The Better Business Bureau's system of rating companies is being criticized by the Connecticut Attorney General's as being not much better than a "pay-to-play" scheme that rewards companies that pay BBB dues with higher scores - and punishes those that don't with lower ones. And tonight, an ABC News investigation that airs on 20/20 looks deeper into those allegations.
In a demand letter sent to the BBB on Thursday, Richard Blumenthal's office, while acknowldeging that the BBB has "a long and laudable history of consumer advocacy", says that the BBB's system of giving higher scores to companies that pay anywhere from $450-$5,000 in the state of Connecticut for membership - is "potentially harmful and misleading to consumers". He says that businesses that pay dues receive four extra points that non-BBB businesses don't receive.
He also expressed concern that the BBB has granted "good-business awards based on inadequate research and judging criteria." He cited an instance where a Connecticut business was awarded the BBB's torch award and then soon after filed for bankruptcy and was criminally prosecuted. The AG thinks that the BBB lacks the manpower to properly investigate the companies it rates.

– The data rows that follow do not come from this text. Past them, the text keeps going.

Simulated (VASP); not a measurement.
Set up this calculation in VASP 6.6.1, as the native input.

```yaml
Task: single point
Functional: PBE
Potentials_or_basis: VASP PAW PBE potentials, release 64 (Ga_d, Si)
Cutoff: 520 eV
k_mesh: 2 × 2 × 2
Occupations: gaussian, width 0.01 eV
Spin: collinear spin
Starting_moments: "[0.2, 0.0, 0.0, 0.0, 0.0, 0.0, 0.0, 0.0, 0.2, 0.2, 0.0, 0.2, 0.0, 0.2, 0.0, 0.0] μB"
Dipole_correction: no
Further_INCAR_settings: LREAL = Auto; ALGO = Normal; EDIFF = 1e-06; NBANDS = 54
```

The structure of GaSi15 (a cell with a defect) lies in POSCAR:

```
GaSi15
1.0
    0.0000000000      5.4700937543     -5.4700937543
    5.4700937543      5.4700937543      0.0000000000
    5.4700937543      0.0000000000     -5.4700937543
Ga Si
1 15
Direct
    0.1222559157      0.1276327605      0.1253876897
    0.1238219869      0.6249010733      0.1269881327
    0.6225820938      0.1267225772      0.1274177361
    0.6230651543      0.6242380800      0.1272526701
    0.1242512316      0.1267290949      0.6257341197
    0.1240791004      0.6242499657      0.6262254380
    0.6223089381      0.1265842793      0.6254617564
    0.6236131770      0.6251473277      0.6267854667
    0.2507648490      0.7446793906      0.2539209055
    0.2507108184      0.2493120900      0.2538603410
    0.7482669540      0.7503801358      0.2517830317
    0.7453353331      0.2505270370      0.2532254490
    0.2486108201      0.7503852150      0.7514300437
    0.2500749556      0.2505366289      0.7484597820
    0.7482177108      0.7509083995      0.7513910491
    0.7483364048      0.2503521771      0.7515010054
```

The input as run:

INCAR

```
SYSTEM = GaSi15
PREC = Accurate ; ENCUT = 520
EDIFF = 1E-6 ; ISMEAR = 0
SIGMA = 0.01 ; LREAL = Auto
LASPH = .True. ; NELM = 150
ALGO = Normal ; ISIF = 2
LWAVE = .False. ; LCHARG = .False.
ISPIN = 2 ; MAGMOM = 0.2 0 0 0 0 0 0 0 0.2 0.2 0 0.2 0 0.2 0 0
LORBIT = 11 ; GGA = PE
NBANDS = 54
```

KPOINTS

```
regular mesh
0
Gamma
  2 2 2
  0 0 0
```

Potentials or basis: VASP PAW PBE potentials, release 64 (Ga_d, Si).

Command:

The ABC investigation describes a group of Los Angeles business owners who - unhappy with the BBB -tried to prove just that. After paying $425 to the Better Business Bureau the owners were able to obtain an A minus grade for a non-existent company called Hamas, named after the Middle Eastern terror group.
In a statement the BBB sent us today: "We disagree with his (Blumenthal's) characterization that BBB does not adequately disclose the fact that Accredited Businesses financially support BBB. However, we are always interested in hearing from our partners in consumer advocacy and are pleased to accept constructive feedback from his office and other consumer advocates. We have made good progress in working with his office on these issues, and anticipate that we will satisfactorily address his concerns."